In software development, distributed version control (also known as distributed revision control) is a form of version control in which the complete codebase, including its full history, is mirrored on every developer's computer.[1] Compared to centralized version control, this enables automatic management branching and merging, speeds up most operations (except pushing and pulling), improves the ability to work offline, and does not rely on a single location for backups.[1] [2] Git, the world's most popular version control system, is a distributed version control system.
In 2010, software development author Joel Spolsky described distributed version control systems as "possibly the biggest advance in software development technology in the [past] ten years".[3]
Distributed version control systems (DVCS) use a peer-to-peer approach to version control, as opposed to the client–server approach of centralized systems. Distributed revision control synchronizes repositories by transferring patches from peer to peer. There is no single central version of the codebase; instead, each user has a working copy and the full change history.

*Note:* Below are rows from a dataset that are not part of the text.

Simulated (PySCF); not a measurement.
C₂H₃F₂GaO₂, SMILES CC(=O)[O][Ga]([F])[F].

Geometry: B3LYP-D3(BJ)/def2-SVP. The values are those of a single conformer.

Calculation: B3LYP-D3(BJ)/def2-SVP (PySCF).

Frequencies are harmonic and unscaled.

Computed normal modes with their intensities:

Advantages of DVCS (compared with centralized systems) include:
Disadvantages of DVCS (compared with centralized systems) include:
Some originally centralized systems now offer some distributed features. Team Foundation Server and Visual Studio Team Services now host centralized and distributed version control repositories via hosting Git.
Similarly, some distributed systems now offer features that mitigate the issues of checkout times and storage costs, such as the Virtual File System for Git developed by Microsoft to work with very large codebases,[7] which exposes a virtual file system that downloads files to local storage only as they are needed.
The distributed model is generally better suited for large projects with partly independent developers, such as the Linux kernel project, because developers can work independently and submit their changes for merge (or rejection). This flexibility allows adopting custom source code contribution workflows, such as the integrator workflow, which is the most widely used. Unlike the centralized model where developers must serialize their work to avoid problems with different versions, in the distributed model, developers can clone the entire history of the code to their local machines. They commit their changes to their local repositories first, creating 'change sets,' before pushing them to the master repository. This approach enables developers to work locally and disconnected, making it more convenient for distributed teams.[8]
In a truly distributed project, such as Linux, every contributor maintains their own version of the project, with different contributors hosting their own respective versions and pulling in changes from other users as needed, resulting in a general consensus emerging from multiple different nodes. This also makes the process of "forking" easy, as all that is required is one contributor stop accepting pull requests from other contributors and letting the codebases gradually grow apart.
This arrangement, however, can be difficult to maintain, resulting in many projects choosing to shift to a paradigm in which one contributor is the universal "upstream", a repository from whom changes are almost always pulled. Under this paradigm, development is somewhat recentralized, as every project now has a central repository that is informally considered as the official repository, managed by the project maintainers collectively. While distributed version control systems make it easy for new developers to "clone" a copy of any other contributor's repository, in a central model, new developers always clone the central repository to create identical local copies of the code base. Under this system, code changes in the central repository are periodically synchronized with the local repository, and once the development is done, the change should be integrated into the central repository as soon as possible.
Organizations utilizing this centralize pattern often choose to host the central repository on a third party service like GitHub, which offers not only more reliable uptime than self-hosted repositories, but can also add centralized features like issue trackers and continuous integration.
Contributions to a source code repository that uses a distributed version control system are commonly made by means of a pull request, also known as a merge request.[9] The contributor requests that the project maintainer pull the source code change, hence the name "pull request". The maintainer has to merge the pull request if the contribution should become part of the source base.[10]
The developer creates a pull request to notify maintainers of a new change; a comment thread is associated with each pull request. This allows for focused discussion of code changes. Submitted pull requests are visible to anyone with repository access. A pull request can be accepted or rejected by maintainers.[11]
Once the pull request is reviewed and approved, it is merged into the repository. Depending on the established workflow, the code may need to be tested before being included into official release. Therefore, some projects contain a special branch for merging untested pull requests.[12] Other projects run an automated test suite on every pull request, using a continuous integration tool, and the reviewer checks that any new code has appropriate test coverage.
The first open-source DVCS systems included Arch, Monotone, and Darcs. However, open source DVCSs were never very popular until the release of Git and Mercurial.
BitKeeper was used in the development of the Linux kernel from 2002 to 2005.[13] The development of Git, now the world's most popular version control system,[14] was prompted by the decision of the company that made BitKeeper to rescind the free license that Linus Torvalds and some other Linux kernel developers had previously taken advantage of.